When I was moving from a Windows NAS (God, fuck windows and its permissions management) on an old laptop to a Linux NAS I had to copy about 10TB from some drives to some other drives so I could re-format the drives as a Linux friendly format, then copy the data back to the original drives.

I was also doing all of this via terminal, so I had to learn how to copy in the background, then write a script to check and display the progress every few seconds. I’m shocked I didn’t loose any data to be completely honest. Doing shit like that makes me marvel at modern GUIs.

Took about 3 days in copying files alone. When combined with all the other NAS setup stuff, ended up taking me about a week just in waiting for stuff to happen.

I cannot reiterate enough how fucking difficult it was to set up the Windows NAS vs the Ubuntu Server NAS. I had constant issues with permissions on the Windows NAS. I’ve had about 1 issue in 4 months on the Linux NAS, and it was much more easily solved.
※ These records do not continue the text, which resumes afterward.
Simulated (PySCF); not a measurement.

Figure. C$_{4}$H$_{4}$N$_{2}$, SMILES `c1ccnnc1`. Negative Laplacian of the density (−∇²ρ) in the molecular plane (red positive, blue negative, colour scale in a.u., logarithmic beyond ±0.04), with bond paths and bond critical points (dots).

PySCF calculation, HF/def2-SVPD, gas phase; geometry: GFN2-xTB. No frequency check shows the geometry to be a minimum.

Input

The reason the laptop wasn’t a Linux NAS is due to my existing Plex server instance. It’s always been on Windows and I haven’t yet had a chance to try to migrate it to Linux. Some day I’ll get around to it, but if it ain’t broke… Now the laptop is just a dedicated Plex server and serves files from the NAS instead of local. It has much better hardware than my NAS, otherwise the NAS would be the Plex server.

calm.like.a.bomb · 1 year ago

so I had to learn how to copy in the background, then write a script to check and display the progress every few seconds

I hope you learned about terminal multiplexers in the meantime… They make your life much easier in cases like this.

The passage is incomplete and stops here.